Teaching with Imagination: Part 2

Since we can think of teaching as functioning in just two categories [I recognize this is impossible, but stick with me] let’s briefly redefine those.

Feel free to visit the post below this one if you are interested in the beginning of this two-part series.

Moving quickly ahead, the first category is deposit-making. A teacher can perceive her job to consist of depositing factual information into the minds of students. One can picture this teaching style like serving ice cream: each cup needs it, and in approximately equal amounts.

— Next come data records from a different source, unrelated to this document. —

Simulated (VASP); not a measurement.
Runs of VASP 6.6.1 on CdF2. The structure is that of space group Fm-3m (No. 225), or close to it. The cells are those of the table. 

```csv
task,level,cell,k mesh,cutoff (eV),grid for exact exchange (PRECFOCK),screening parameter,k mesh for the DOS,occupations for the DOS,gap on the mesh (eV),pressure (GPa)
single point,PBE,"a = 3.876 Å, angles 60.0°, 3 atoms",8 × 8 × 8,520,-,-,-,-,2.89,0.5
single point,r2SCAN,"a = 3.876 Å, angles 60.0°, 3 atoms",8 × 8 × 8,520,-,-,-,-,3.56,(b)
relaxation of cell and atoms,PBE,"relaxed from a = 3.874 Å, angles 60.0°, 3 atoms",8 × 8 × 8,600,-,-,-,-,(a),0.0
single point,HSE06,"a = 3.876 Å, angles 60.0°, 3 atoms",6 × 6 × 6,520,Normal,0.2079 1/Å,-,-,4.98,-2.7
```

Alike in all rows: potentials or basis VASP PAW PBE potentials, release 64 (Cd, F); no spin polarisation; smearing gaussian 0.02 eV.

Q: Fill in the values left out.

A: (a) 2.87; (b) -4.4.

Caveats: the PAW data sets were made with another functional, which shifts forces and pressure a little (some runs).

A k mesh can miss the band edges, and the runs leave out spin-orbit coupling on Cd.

The second category is problem-posing. In essence this consists of raising awareness of problems. At first glance it may appear to lack guidance, but this is exactly the point. To establish a problem implicitly invites a solution. It invites imagination and enjoins the student’s faculties to action. According to Speech Act Theory, communication precipitates action. Let me illustrate.

Recently I listened to a man who had planted a church and pastored it faithfully for a number of years. It had grown significantly both fiscally and numerically. Many would say it grew spiritually as well. As the pastor continued, he revealed his motivation for such dedicated work. He had been cut from the basketball team in 7th grade. He tried out again the next year and failed again. After a long and difficult conversation with a coach, he was instructed not to pursue basketball: “son, it’s just not for you.”

He refused to quit. Fueled by these words and assisted by a growth spurt, he practiced unceasingly between junior high and high school. Having made the team his freshman year, he started all through high school as a center. Later he received a robust scholarship for college basketball, and he flourished in the sport.

He intimately described the motivation for his success both in basketball and then in pastoring: “I didn’t want to be told ‘you can’t do that.'” That was it. And he went on to prove them wrong. Though it eventually led to some critical errors in leadership, it was fuel sufficient for a season.

What does this mean? It means that words are extremely powerful. To instill imagination in people is to plant seeds of hope. As a Christian, the words of Jesus have sparked hope and life in me. Teachers, pastors, and leaders of every kind have the ability to invite imagination at every turn. And it is in the way we teach that we can either spark incredible change or cause irreparable damage.

Teaching is more than revealing factual information. For the Christian, it is about capturing the imagination for the sake of sustained participation in the Kingdom of God. For Christians and secular thinkers alike, though for differently ultimate purposes, teaching is about capturing the imagination for the transformation of the world.

In the illustration about the pastor, words – discouraging words – were powerful enough to, in a certain sense, drive him to both create and build, to push himself to his limits, and to react to how others had [foolishly] instructed him. May we as teachers have the courage to ask the right questions, helping listeners to better understand the haze of the world we live in. The world sees more clearly when teachers ask the better question. For the Christian mind, we live to advance the Kingdom of God. And in advancing the Kingdom of God, the world of believers and unbelievers flourishes.